Study: More school choice regs = lower school choice quality

school choice
Private schools were less likely to participate in a voucher program with more regulations, according to a recently released study.

Ramping up regulations on a hypothetical school choice voucher program results in fewer private schools opting to participate, and lower quality among those that do, according to a new study released this week.

The study is based on responses from private school leaders in Florida.

“The Effects of Regulations on Private School Choice Program Participation: Experimental Evidence from Florida” is spotlighted in the latest edition of Education Next. It examined the impact of three different potential regulations on a hypothetical voucher program: standardized testing, open-enrollment, and the prohibition of charging tuition beyond the voucher amount.

Researchers Corey A. DeAngelis, Lindsey Burke and Patrick J. Wolf emailed 3,080 private schools in Florida and received 327 completed surveys. Of the responding schools, 57 percent were religious, 70 percent accepted the Florida Tax Credit Scholarship for lower-income students, 65 percent accepted the McKay Scholarship for students with disabilities, and 54 percent accepted the Gardiner Scholarship, an education savings account for students with special needs such as autism and Down syndrome. Step Up For Students helps administer the Florida Tax Credit and Gardiner Scholarships, and publishes this blog.

Schools were randomly assigned to one of four groups, including a control group whose leaders were asked if they’d participate in a hypothetical voucher program worth $6,500 and came with no additional regulations. The other groups were assigned one of the three regulations.

Private schools were 17 percentage points less likely to participate with an open-enrollment requirement, and up to 11 percentage points less likely to participate with a state standardized test requirement. (Standardized testing is required for the Florida Tax Credit Scholarship, but participating schools are allowed by law to choose from a range of state-approved tests beyond the Florida Standards Assessment required for public schools.)

For every $1,000 increase in private school tuition, there was a corresponding decrease of 1.4 percentage point participation when a state standardized testing mandate was offered.

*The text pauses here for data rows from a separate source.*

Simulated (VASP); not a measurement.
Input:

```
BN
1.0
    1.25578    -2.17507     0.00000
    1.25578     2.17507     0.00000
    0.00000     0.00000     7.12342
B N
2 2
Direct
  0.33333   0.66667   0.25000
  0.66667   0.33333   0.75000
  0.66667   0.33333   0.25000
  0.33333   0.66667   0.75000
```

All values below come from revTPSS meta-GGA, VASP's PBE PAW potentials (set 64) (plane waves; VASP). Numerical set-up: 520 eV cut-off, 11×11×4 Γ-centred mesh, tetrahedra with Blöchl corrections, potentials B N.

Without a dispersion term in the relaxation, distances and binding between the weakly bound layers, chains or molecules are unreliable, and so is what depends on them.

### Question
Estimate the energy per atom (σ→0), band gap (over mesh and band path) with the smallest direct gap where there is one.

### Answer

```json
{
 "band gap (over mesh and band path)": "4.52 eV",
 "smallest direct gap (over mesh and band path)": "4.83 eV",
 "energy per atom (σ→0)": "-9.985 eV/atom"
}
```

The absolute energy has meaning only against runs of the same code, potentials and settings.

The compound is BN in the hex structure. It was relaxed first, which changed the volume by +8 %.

Prohibiting private schools from charging tuition beyond the voucher amount also had a negative effect, but the result was not statistically significant.

All three of these regulations are present in Louisiana’s voucher program, which drew a fair amount of unflattering publicity because of negative, short-term impacts on test results. Some researchers have hypothesized that the regulations may have reduced the number and quality of participating private schools.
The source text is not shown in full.